The National Foundation for Educational Research, analysing the data in a Tellus Survey carried out in autumn 2009, last month drew some conclusions about what makes it more or less likely that a child will be happy – or say that she’s happy, which isn’t quite the same thing. The government decided in June to stop running the national survey (it’s an unnecessary drain on local authorities’ resources, they say), but the NFER analysis may have made them think twice about that, as one of the apparent findings is that poverty does not affect happiness.

The NFER, admitting that this is surprising, explains that no significant association was found between poverty and happiness once other influences had been taken into account. It doesn’t say, however, if it considered the association between poverty and those other influences – which include worrying about parents, worrying about money, being a victim of crime, and whether or not the family sits down to eat a meal together.

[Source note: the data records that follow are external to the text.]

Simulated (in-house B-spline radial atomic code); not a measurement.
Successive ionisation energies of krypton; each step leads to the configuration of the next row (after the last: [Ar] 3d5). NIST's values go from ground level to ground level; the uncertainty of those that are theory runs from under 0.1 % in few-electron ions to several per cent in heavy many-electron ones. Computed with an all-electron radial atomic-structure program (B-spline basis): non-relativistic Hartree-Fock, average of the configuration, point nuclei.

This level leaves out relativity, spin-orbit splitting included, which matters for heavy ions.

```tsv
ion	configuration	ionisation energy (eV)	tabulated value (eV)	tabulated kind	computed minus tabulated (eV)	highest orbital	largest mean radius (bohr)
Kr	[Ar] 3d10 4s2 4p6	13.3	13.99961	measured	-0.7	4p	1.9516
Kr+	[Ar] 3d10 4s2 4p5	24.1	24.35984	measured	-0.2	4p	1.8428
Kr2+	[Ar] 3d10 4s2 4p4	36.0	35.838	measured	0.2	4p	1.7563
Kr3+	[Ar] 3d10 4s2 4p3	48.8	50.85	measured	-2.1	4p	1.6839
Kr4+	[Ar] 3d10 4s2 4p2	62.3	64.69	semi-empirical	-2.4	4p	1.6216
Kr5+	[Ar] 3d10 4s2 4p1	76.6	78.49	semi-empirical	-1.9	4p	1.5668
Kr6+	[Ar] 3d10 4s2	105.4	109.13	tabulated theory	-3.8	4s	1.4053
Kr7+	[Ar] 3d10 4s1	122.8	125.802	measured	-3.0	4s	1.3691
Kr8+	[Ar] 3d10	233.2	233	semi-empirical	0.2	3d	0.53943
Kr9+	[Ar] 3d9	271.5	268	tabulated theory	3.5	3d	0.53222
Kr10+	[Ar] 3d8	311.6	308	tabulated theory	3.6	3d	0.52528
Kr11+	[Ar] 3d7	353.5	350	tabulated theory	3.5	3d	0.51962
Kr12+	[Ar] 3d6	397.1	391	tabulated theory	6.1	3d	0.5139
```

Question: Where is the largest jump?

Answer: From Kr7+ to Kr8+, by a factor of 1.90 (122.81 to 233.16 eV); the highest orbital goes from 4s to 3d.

It looks as if policy-making may increasingly be justified by this sort of analysis. David Cameron has asked the Office of National Statistics to find a new way to measure ‘wellbeing’ in Britain – so that we measure progress not by ‘how well the economy is doing’ (or how many children are living in poverty) but by how happy we are (or say we are). He can then justify making the poorest families even poorer. The government may be scrapping the education maintenance allowance, child trust funds and the health in pregnancy grant; freezing child benefit (for those that still receive it); changing tax credits (removing some elements, cutting or freezing others);cutting housing benefit; and making it harder to get emergency grants for families in crisis – but let’s not worry about any of that because happiness doesn’t result from living above the poverty line anyway.

Child Poverty Action Group has calculated that a baby born to a low-income family after April 2011 will be around £1500 worse off compared to a sibling born in April 2010, and that a couple with children, one working 20 hours a week on minimum wage and the other on contributory employment and support allowance, could lose £168.31 a week. And those families won’t be less happy? We’ll see about that.